The sun is burning hot and the sea shimmers a thousand beautiful blues.
We pick our way down a washed-away jumble of steps and baked mud, beyond a sign that says not to go further. The beach is toasty under my soles and tingly around my toes.
We set up camp half way round the bay and I strip quickly down to my bikini, head straight to the water because if I don’t get in now I never will.
The water is sharp and cold, a shock, a relief, icy as it slicks across my goose-bumpled skin. It cloaks me, hides me. I float, I swim, paddle, sit, stand, wriggle till I’m soaked through to my blood, salty down to my bones.
And I stay longer and longer, a fear bubbling under my skin until the cold forces me to ignore the fear.
Getting out is the worst part because my head hates my body, even though my body doesn’t really deserve to be hated.
Somewhere lost – very lost – inside me, I know that. I know it but still I don’t believe it.
The short walk back to our spot makes me, ridiculously, want to cry.
The towel is my saviour, a shroud, a thin paisley-strewn defence against eyes that will surely hate my body too if they glimpse it.
A book is my saviour too, releases me from my self.
Butterflies dance over pebbles, brush across my knees. They save me as well.
And the skylarks, they save me. They sing and sing, cheep and cheep, and they lull me away from the thoughts that circle round like vultures desperate to pick apart, literally, my flesh.

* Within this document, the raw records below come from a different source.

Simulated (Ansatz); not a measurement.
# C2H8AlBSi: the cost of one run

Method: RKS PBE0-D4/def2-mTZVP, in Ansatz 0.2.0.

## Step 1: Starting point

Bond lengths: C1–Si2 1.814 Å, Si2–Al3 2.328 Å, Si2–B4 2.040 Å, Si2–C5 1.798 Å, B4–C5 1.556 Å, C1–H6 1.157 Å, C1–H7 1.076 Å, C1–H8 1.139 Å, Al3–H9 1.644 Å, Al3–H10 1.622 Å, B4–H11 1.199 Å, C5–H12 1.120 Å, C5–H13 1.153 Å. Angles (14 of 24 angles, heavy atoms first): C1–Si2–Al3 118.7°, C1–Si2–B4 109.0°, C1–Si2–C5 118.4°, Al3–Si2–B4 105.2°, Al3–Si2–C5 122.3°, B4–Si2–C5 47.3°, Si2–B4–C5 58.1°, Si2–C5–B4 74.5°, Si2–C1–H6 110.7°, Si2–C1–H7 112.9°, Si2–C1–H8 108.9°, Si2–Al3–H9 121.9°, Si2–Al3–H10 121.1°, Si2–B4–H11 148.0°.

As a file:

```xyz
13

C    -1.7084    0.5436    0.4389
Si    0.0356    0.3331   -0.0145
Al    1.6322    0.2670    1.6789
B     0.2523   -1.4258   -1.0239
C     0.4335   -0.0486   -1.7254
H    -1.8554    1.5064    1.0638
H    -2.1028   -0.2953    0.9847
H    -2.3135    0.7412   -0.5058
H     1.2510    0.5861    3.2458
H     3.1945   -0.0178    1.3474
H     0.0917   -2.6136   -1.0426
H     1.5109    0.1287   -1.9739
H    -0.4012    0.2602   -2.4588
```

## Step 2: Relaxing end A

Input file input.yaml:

As we head back, back up those jumbly stairs, back up a very hilly hill, I try to love my legs, love every sinew, every muscle, every bit of cellulite – the real bits and the (apparently) imagined bits – as every one of them helps me back to the car, but I struggle to undo over half-a-life’s worth of muddled thinking. Of being and knowing and believing.
How can going for a swim be so hard?